[Python-ideas] TextIOWrapper callable encoding parameter

Tue Jun 12 23:48:08 CEST 2012

> 1.  The most straight-forward way to handle this is to open
> the file twice, first in binary mode or with latin1 encoding
> and again in text mode after the encoding has been determined
> This of course has a performance cost since the data is read
> twice.  Further, it can't be used if the data source is a
> from a pipe, socket or other non-rewindable source.  This
> includes sys.stdin when it comes from a pipe.

Some months ago, I proposed to automatically detect if a file contains
a BOM and uses it to set the encoding. Various methods were proposed
but there was no real consensus. One proposition was to use a codec
(e.g. "bom") which uses the BOM if it is present, and so don't need to
reread the file twice.

For the pipe issue: it depends where the encoding specification is. If
the encoding is written at the end of your "file" (stream), you have
to store the whole stream content (few MB or maybe much more?) into
memory. If it is in the first lines, you have to store these lines in
a buffer. It's not easy to decide for the threshold.

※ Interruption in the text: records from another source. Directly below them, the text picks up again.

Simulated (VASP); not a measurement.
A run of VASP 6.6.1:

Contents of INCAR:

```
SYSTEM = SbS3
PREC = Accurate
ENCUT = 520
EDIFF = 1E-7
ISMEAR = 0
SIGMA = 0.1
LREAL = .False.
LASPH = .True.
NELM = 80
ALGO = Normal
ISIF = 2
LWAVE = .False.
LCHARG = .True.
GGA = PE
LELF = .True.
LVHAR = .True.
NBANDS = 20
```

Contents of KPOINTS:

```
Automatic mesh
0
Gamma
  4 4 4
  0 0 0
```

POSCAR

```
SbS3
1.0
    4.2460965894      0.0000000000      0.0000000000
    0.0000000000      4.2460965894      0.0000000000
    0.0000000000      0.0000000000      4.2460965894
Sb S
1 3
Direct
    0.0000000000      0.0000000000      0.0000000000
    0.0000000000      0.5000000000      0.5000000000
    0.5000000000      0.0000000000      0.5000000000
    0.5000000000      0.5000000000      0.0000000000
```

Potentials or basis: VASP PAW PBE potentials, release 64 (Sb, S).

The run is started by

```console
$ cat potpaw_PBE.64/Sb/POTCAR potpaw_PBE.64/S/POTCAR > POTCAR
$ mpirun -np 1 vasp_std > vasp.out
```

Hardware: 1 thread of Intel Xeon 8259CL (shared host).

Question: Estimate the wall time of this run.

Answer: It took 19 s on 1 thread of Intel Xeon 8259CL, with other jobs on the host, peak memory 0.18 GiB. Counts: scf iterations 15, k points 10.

I don't like the codec approach because the codec is disconnected from
the stream. For example, the codec doesn't know the current position
in stream nor can read a few more bytes forward or backward. If you
open the file in "append" mode, you are not writing at the beginning
but at the end of the file. You may also seek at an arbitrary position
before the first read...

There are also some special cases. For example, when a text file is
opened in write mode, the file is seekable and the file position is
not zero, TextIOWrapper calls encoder.setstate(0) to not write the BOM
in the middle of the file. (See also Lib/test/test_io.py for related
tests.)

> 2.  Alternatively, with a little more expertise, one can rewrap
> the open binary stream in a TextIOWrapper to avoid a second
> OS file open.

That's my favorite method because you have the full control on the
stream. (I wrote tokenize.open). But yes, it does not work on
non-seekable streams (e.g. pipes).

> This too seems to read the data twice and of course the
> seek(0) prevents this method also from being usable with
> pipes, sockets and other non-seekable sources.

Does it really matter? You usually need to read few bytes to get the encoding.

> 9. In other non-read paths where encoding needs to be known,
>  raise an error if it is still None.

Why not reading data until you the encoding is known instead?

> I have modified a copy the _pyio module as described and
> the changes required seemed unsurprising and relatively
> few, though I am sure there are subtleties and other
> considerations I am missing.  Hence this post seeking
> feedback...

Can you post the modified somewhere so I can play with it?

Victor